The political risk climate has probably changed more this year than at any time since the fall of Communism in the late 1980s, and two Forum workshops will provide timely guidance for risk managers on political risks and looking after staff who may get caught up in political unrest or other upheavals.
In the meantime, FERMA is looking to find out how members see the current situation. According to FERMA board member Michel Dennery, for example, country risk has changed completely, and there is a material increase in counter party risk.
He also points out that there is still a great deal of uncertainty over the governments that will eventually replace the old regimes, and companies have to strike a balance between the dangers and the opportunities for development.
At the Forum, ACE Political and Trade Credit Risk Stephen Capon and Wolfgango Piccoli, Director Europe/Eurasia, Eurasia Group, will explain how the insurance market assesses political and economic risks for multinational business with such topical questions as to what extent China remains a reliable source of growth for global business and whether the Eurozone will remain intact.
From the perspective of European clients, Capon says the main effect of the changing political environment has been increased discussion of credit risks.
He draws attention to the need to distinguish between “long term risks and short tactical considerations”. Generational change has yet to take place in some major Middle Eastern countries, he comments, and when it does, there are likely to be knock-on effects in the whole region. “Picking the way through that is one of the biggest long term challenges.”

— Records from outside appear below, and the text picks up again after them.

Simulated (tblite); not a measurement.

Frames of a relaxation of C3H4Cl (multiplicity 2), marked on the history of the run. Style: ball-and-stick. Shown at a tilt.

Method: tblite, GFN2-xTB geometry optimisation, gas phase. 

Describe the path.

The risks for business travellers and foreign based staff also require delicate assessment. “It depends on the situation whether it is better to move people or for them to sit tight and keep their heads down,” says ACE Product Head Accident and Health Corporate & Major Risks, Jeff Dowling.
In February 2011, the Danish turnkey cement factory builder, FLSmidth, decided to evacuate their employees from Egypt because of the political turmoil. Mette Bonde, the company’s Travel Security Manager, will describe in her workshop at the Forum why they made this decision, the challenges they faced during the withdrawal of employees and the lessons from the event. She will explain how they benefited from having a travel security system in place before the event.
“Business people are travelling to a much wider range of territories than ever before and so they are more exposed to flash points. It has been a very active year,” comments Dowling.
Dowling acknowledges that there are often opportunities for business in less settled environments, so accident and health insurance policies for multinational businesses have to cover the exposures that company travellers face in these places, such as civil unrest. However, he also points out that political violence can occur in developed as well as emerging markets, considering the Madrid train bomb in 2004 and attacks in London the following year.